Feijoada is a traditional bean and meat stew that is widely popular in Portugal and Brazil. The dish gets its name from feijão, the Portuguese word for “beans.” Feijoada is made with either beef or pork, which may be fresh or salt-cured. The beans used may be white beans, red kidney beans or black turtle beans.
Pronounced “fay’-zho-ah’-dah,” the dish originated in Portugal, especially in the Estremadura, Beira and Trás-os-Montes regions. Due to Portuguese colonial influences in the New World, feijoada was later introduced to Brazil. There, it became so popular that it is now considered the national dish of that country.

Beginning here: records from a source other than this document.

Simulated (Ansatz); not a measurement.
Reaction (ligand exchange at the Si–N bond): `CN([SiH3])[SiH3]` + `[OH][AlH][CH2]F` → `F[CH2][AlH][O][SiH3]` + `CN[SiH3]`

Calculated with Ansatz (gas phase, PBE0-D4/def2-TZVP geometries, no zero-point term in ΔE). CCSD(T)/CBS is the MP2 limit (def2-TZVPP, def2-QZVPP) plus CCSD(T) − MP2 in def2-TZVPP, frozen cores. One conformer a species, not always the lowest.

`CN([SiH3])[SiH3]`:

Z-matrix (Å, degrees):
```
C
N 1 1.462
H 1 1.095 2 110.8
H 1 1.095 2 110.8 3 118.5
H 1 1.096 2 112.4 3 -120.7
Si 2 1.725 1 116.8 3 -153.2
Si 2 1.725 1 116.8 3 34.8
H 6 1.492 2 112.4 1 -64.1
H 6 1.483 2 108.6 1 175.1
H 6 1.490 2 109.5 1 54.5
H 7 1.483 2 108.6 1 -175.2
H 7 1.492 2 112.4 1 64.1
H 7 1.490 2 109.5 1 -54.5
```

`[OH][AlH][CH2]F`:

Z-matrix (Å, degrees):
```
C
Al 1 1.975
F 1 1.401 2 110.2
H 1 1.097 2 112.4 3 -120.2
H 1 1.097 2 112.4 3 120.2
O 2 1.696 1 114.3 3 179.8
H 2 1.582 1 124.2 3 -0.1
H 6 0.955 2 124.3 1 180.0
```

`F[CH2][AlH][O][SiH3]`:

Feijoada is similar to European bean-based stews such as French cassoulet, Italian ribollita and Spanish fabada. With its humble ingredients and rustic presentation, feijoada was originally regarded as peasant food. It was a favorite among African slaves in Brazil and other Portuguese colonies. Since the 19th century, however, feijoada has been served in fine restaurants, often as a lunch special.
Traditional feijoada is cooked in a heavy clay pot. To tenderize the meat and fully integrate the beans with the other components, the ingredients must be slow-cooked over the course of several hours. The result is a thick, hearty stew with a rich, savory flavor.
The ingredients used to prepare feijoada vary according to the country and region of origin. In Portugal, the stew is made with fresh pork or beef and, in some recipes, with sausages. In the Portuguese coastal regions, it is made with white beans; in the inland regions, it is made with red kidney beans. Other ingredients may include vegetables such as tomatoes, carrots and cabbage, along with aromatic flavoring agents such as onions, garlic and bay leaves.
In Brazil, feijoada is prepared with salted pork or beef such as bacon, ham, smoked sausages or beef jerky. It may even be made with variety meats such as feet, ears and tails. Black turtle beans are most commonly used in Brazilian feijoada.
Side dishes for feijoada also vary according to country or region of origin. In Portugal, it is typically served with rice and assorted sausages. As a condiment, a hot sauce such as piri-piri may be served on the side. In Brazil, it is served with both rice and farofa, a dish made with toasted cassava flour. Collard greens, sliced oranges and fried bananas may also be served as accompaniments for Brazilian feijoada.